President Vladimir Putin deeply offended me last month.

On June 19, the Federal Communications Agency suggested that the Pyatnitsa television channel stop airing its “Vacation in Mexico” reality show. To give you an idea of the intellectual value of this show, in a recent episode a young woman was given 300,000 rubles ($9,000) for stripping naked in a public square.

On June 27, the show was cancelled. That same evening, a few of the program’s supporters staged a picket line outside the TV channel’s offices. After that, the channel’s management announced that the show would be reinstated, but now without bad language, sex or drinking. The Federal Communications Agency, the country’s media regulator, agreed.

It was a fitting symbol of the conservative reformation that has swept the country. The changes started after the State Duma elections in 2011 that then-President Dmitry Medvedev referred to as the “cleanest” in Russia’s history. In other words, they best represented the will of the majority.

This reformation includes President Vladimir Putin’s call for reindustrialization, his focus on social spending, the ban on Duma deputies and officials holding overseas accounts, laws to protect against offending religious feelings and the bans on homosexual propaganda and bad language in the media. Some of this conservative reformation has been rational, while other parts have been odious or obscurantist. But taken together, it is all a protest against a perverse liberal ideology that justifies conspicuous consumption and gaining wealth by any means possible.

The authorities seem to make concessions to public opinion, while at the same time committing defiantly ultra-liberal, anti-social behavior.

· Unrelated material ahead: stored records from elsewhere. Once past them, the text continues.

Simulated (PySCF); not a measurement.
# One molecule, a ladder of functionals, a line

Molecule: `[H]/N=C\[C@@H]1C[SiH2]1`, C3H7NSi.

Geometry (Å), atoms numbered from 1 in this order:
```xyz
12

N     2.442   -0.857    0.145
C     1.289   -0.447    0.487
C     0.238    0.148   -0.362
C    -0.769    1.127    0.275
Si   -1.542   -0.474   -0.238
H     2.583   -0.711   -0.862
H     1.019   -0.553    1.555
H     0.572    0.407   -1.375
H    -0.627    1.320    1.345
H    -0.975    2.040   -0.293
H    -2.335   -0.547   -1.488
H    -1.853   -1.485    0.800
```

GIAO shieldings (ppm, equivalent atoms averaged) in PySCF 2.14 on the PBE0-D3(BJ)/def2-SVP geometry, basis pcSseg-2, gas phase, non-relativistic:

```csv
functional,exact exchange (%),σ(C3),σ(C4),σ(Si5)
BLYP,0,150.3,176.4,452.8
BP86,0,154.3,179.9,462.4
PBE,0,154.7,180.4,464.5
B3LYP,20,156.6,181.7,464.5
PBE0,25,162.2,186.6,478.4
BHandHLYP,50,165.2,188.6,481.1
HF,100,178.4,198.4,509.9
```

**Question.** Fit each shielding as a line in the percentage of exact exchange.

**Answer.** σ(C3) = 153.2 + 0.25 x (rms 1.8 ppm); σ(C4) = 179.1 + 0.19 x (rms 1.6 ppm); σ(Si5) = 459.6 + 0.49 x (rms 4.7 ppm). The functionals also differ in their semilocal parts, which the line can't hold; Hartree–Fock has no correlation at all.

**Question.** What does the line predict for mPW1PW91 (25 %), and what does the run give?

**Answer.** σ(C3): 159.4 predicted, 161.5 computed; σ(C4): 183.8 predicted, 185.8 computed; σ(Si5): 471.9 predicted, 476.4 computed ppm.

For example, Putin talks about the new industrialization, but then he appoints Alexei Ulyukayev, an associate of Yegor Gaidar and Anatoly Chubais, as the new economic development minister. In other words, he appoints the very person who was directly responsible for the country’s de-industrialization. Or else Duma speaker Sergei Naryshkin constantly repeats “Russia should not repent for Soviet history,” even while the press leaks information about the authorities’ intention to transfer the ashes of Soviet-era historical figures from Red Square to a new memorial cemetery in Mytishchi, just outside Moscow. This move is very much in the spirit of the liberals’ pathological desire to eliminate memory of the Soviet era, which was both great and tragic at the same time.

According to polls, viewers have called for moral censorship of television. Catering to this conservative electorate, Putin said recently that the government would only support domestic filmmakers once the Russian film industry adopted an ethics charter regulating content. At the same time, however, television executives have decided to keep “Vacation in Mexico” on the air, while bawdy reality show “Dom 2” on TNT and talk show“Pust Govoryat” on Channel One have been on the air for years and remain popular with the less conservative members of society.

What a paradox: The Putin-hating, marginalized liberals can be very happy with their government, but the average Putin supporter who is repulsed and frightened by “it girl” Ksenia Sobchak, who takes part in street protests and hosts the semi-pornographic “Dom 2,” feels betrayed by the same leadership.

Alexei Pankin is the editor of WAN-IFRA-GIPP Magazine for publishing business professionals.